Sherwin-Williams Co., NL Industries Inc. and ConAgra Grocery Products Co. will make their case before the California Sixth District Court of Appeal in San Jose, California. They face Danny Chou, assistant county counsel for Santa Clara County, one of 10 cities and counties in California hoping to uphold the 2014 judgment. If California wins, it would be the first government victory in a public nuisance case over lead paint. Other government cases in New Jersey, Missouri, Illinois, Ohio and Wisconsin failed in their efforts to bring public nuisance claims over lead paint, which has been found to cause learning disabilities in children.
But unlike those cases, the main focus on Thursday will be whether Santa Clara County Superior Court Judge James Kleinberg, who presided over a bench trial before issuing an 111-page statement of decision, failed to follow a standard that the Sixth District set forth in 2006 when it allowed the public nuisance claim to go forward in the case. “The plaintiff had to prove the defendants had intentional promotion of the use of lead paint in the interiors of buildings with the knowledge of the public health hazard that this use would create,” said Tony Dias, a partner in Washington, D.C., at Jones Day, who represents Sherwin-Williams.
Dias’ Jones Day colleague Mickey Pohl, a partner in Pittsburgh, will be arguing for Sherwin-Williams. Arguments also will come from Jameson Jones, a partner at Bartlit Beck Herman Palenchar & Scott in Denver, who represents NL Industries, and Reed Smith partner Raymond Cardozo in San Francisco for ConAgra.
The paint companies have support from the Pacific Legal Foundation and the Civil Justice Association of California, whose amicus briefs chastised Kleinberg’s expansive view of public nuisance law. “This decision radically transforms public nuisance law, turning it into an unbridled tort that, unless corrected on appeal, will stand as a grave injustice to defendants and the administration of justice,” CJAC general counsel Fred Hiestand wrote.

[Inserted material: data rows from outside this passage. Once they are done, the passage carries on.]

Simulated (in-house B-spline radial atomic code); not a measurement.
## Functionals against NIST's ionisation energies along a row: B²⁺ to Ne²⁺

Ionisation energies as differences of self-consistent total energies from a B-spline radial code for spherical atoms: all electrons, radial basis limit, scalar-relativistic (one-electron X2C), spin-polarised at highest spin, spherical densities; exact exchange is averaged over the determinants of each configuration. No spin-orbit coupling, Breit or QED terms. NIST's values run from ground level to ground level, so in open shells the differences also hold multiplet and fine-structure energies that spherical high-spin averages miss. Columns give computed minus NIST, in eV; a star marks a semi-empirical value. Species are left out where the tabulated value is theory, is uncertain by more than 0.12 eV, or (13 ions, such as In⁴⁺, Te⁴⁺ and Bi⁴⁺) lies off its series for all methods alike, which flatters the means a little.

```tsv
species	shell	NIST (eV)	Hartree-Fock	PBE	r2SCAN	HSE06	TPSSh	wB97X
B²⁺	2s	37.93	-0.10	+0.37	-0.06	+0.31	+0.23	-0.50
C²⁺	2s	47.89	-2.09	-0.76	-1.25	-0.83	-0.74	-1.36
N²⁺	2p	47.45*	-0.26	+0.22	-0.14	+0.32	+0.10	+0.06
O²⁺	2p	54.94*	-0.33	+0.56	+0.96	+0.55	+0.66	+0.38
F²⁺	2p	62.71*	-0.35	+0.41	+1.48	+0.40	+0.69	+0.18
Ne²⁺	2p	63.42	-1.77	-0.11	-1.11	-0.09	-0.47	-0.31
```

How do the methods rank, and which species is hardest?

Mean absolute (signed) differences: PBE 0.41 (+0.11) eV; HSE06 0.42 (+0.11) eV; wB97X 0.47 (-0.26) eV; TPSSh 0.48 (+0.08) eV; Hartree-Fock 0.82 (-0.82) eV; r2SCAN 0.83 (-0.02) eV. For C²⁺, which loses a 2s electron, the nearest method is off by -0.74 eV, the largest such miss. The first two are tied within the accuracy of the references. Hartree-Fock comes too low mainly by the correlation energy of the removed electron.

The Consumer Attorneys of California, the Equal Justice Society and numerous health groups have sided with the plaintiffs. As in the other lead paint cases, the California cities and counties hired outside counsel on a contingency basis, including lawyers from Mount Pleasant, South Carolina’s Motley Rice and Cotchett, Pitre & McCarthy in Burlingame.
They’re hoping to avoid a repeat of what happened in 2008, when the Rhode Island Supreme Court reversed a jury’s verdict that would have put three paint companies, including Sherwin-Williams and NL Industries, on the hook for about $2.4 billion in abatement costs.
“What the trial court did was not simply follow the court of appeal’s guidance in the 2006 decision,” Chou said. “What it did, and what the court of appeals did in 2006, was to follow well-established California law, as well as well-established tort and public nuisance law, in reaching its decision.”
The paint companies claim Kleinberg, who has since retired from the bench, failed to meet that 2006 standard in his decision, which absolved two other companies—Atlantic Richfield Co. and E.I. du Pont de Nemours and Co.—but ordered them to contribute to a state fund that would pay for upgrades and repairs in millions of homes built before 1981. They insist they couldn’t have known that small quantities of lead paint would harm children—something that scientists only discovered decades later.
“The risk of what was known today of lead stuff was not appreciated at the early part of last century,” Dias said. They also claim that their advertisements didn’t promote the use of lead paint and, further, were constitutionally protected speech.
Chou disagreed. “We had world-renown experts on the history of lead paint and history of the lead industry testify and establish and the trial court found that each defendant had more than enough knowledge to render their decision to promote lead paint for interior use,” he said.
As for the ads, he said: “What those ads show is each defendant told homeowners it was OK to use lead paint in interior surfaces without telling them that lead was likely poisoning their children.”
Here’s a look at some of the other arguments:
As they have argued before, the paint companies say they shouldn’t be liable for the contributions of others, such as landlords or other manufacturers. “Here we’ve argued, like we did in Rhode Island, that we are not in control of the nuisance or the product once we’ve sold it,” Dias said. They also argued that the amount of the judgment was unconstitutionally disproportionate to their individual liability. Chou responded: “Somebody shouldn’t get off for being responsible for a harm just because others may have contributed to it, as well.”
The paint companies assert that the judge took over the role of the legislature in rendering a judgment that conflicts with California regulations, which have found lead paint to be safe when maintained. In fact, lead poisoning in children has fallen in the state, which already has a fund to which paint companies already contribute. “This judge has changed that and turned that law on its head now by saying the mere presence of old lead paint in a home or apartments constitutes a hazard and is a nuisance,” Dias said. But the California plaintiffs insist lead paint poisoning still exists, particularly in poor neighborhoods. “The evidence at trial—and common sense—revealed that lead paint used in homes, like in windows and doors, inevitably deteriorates,” Chou countered.
The paint companies argue the judgment impermissibly awarded damages in a public nuisance case, but Chou noted that any funds leftover would go back to the defendants.
Kleinberg prohibited re-cross-examinations and restricted the time to present a defense, according to the paint companies—errors at trial that were prejudicial. But Chou said the decisions were appropriate. “There’s nothing improper about what the trial court did in this case,” he said.